The royal couple have been married for 18 years and Queen Elizabeth II was extremely supportive of Camilla throughout, particularly last year with her public endorsement of the use of the title “Queen Consort” which came at a time when it was still being suggested that she should be referred to, when the time came, as Princess Consort.
For whatever reason, things now have changed and the decision has been taken, so Queen Camilla it shall be. A view from a royal commentator is that the title “Queen Consort” is a little too “cumbersome” but seemingly nobody thought to approach the matter with Her Majesty Queen Elizabeth II, when she made it clear what her wishes were.
The symbolic Green Man
Mr Jamieson is a Brother of the Art Workers’ Guild, of which King Charles is an honorary member. Back in 2011 he illuminated the Royal Letters Patent issued under the Great Seal of the Realm, issuing Prince William with his Duke of Cambridge wedding day title.

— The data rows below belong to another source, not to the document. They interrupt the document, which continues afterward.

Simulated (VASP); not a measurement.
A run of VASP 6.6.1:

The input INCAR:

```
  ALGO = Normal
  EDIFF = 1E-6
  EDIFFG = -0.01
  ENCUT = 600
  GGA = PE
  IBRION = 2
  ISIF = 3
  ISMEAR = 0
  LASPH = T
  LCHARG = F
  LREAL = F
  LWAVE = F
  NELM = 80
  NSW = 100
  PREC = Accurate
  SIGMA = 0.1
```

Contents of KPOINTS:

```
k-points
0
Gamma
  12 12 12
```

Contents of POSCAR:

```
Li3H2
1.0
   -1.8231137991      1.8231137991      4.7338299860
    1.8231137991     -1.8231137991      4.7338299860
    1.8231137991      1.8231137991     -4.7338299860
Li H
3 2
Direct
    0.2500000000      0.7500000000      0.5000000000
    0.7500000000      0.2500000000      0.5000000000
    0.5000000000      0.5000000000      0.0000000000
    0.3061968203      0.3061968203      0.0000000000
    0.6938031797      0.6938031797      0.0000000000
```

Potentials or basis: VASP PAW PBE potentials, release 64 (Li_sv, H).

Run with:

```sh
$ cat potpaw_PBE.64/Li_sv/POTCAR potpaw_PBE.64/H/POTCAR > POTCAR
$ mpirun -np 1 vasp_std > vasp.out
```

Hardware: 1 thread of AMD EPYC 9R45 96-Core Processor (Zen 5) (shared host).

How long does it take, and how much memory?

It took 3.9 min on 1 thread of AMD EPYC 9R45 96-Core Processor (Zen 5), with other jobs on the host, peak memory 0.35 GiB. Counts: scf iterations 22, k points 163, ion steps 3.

The ancient figure which he has prominently placed at the foot of the invites is the head of “The Green Man”. The figure is said to be symbolic of spring and rebirth and can actually be found in many forms throughout history, with an air of mystery surrounding it, carvings are commonly found in churches across Europe; it has been described as being a bridge between Pagan and Christian beliefs.
Wildly colourful bordering
The invitations with their elaborately decorated artwork and gold foil detailing, are also crowned in natural foliage and formed of leaves of oak, ivy and hawthorn; plus the the UK’s emblematic flowers: the Tudor Rose of England; The Thistle of Scotland; the Clovers (or Shamrock) of Northern Ireland; and the Yellow Daffodil of Wales.
In addition there is a colourful abundance of British wildflower around the border, including the late Queen’s favourite, Lily of the Valley which represents happiness; cornflowers signifying hope and anticipation; wild strawberries which are part of a beloved royal dessert; dog roses for love and beauty; bluebells demonstrating humility and gratitude; and a sprig of rosemary as a show of remembrance, possibly in memory of both of the Kings parents.
The flowers are deliberately arranged in groups of three, in a nod to Charles becoming the third monarch of the name.
Wildlife is also represented in the form of a bee, a butterfly, a ladybird, a wren, and a robin. Bees have long been associated with the royal family and there is a long held tradition where the royal bee-keeper informs the hive when the monarch dies. Butterflies are often thought to represent rebirth and new beginnings, as are wrens and robins; whilst ladybirds are said to symbolise good fortune.
The King and Queens arms
In the top left of the invitation is King Charles’ coat of arms, which features the three Lions of England, a single rampant Lion of Scotland, the three Lions once again, and then a stringed Argent as a representation of Ireland, together with a standing unicorn.
In the opposite corner is Camilla’s coat of arms, which has both the royal lion and her father Major Bruce Shand’s bear. Added to it recently has been the Garter, which followed her installation as a Royal Lady of the Order of the Garter in June of last year.
Designer’s career defining achievement
Mr Jamieson, who is illuminator and scribe for the king’s Crown Office in London, was thrilled to be asked to create the invites. He commented that in being able to play a small part in such an historic event in the nation’s history had been an “incredible honour and the opportunity of a lifetime”, describing it as “the pinnacle of my career,” before wishing the royal couple “every good wish for their upcoming Coronation celebration.”
No show from the president
An early response came from US President Joe Biden, who telephoned King Charles III personally to inform him that he will not be attending, but assured him that First Lady Jill Biden would be his representative.
Still no commitment from Harry
The one invite everyone is waiting to discover the response from is that of the Duke and Duchess of Sussex, with the King’s youngest son still not showing his hand, even with the coronation of his father just four weeks away.
Charles and Camilla will become the eldest crowned King and Queen (Consort) in British history. Currently the records stand with King William IV, who ascended the throne in 1830, at the tender age of 64 and Queen Alexandra who was crowned Queen Consort aged 58, in 1902.
King Charles III passes the record by ten years, whilst Camilla is 17 years older at 75 years old.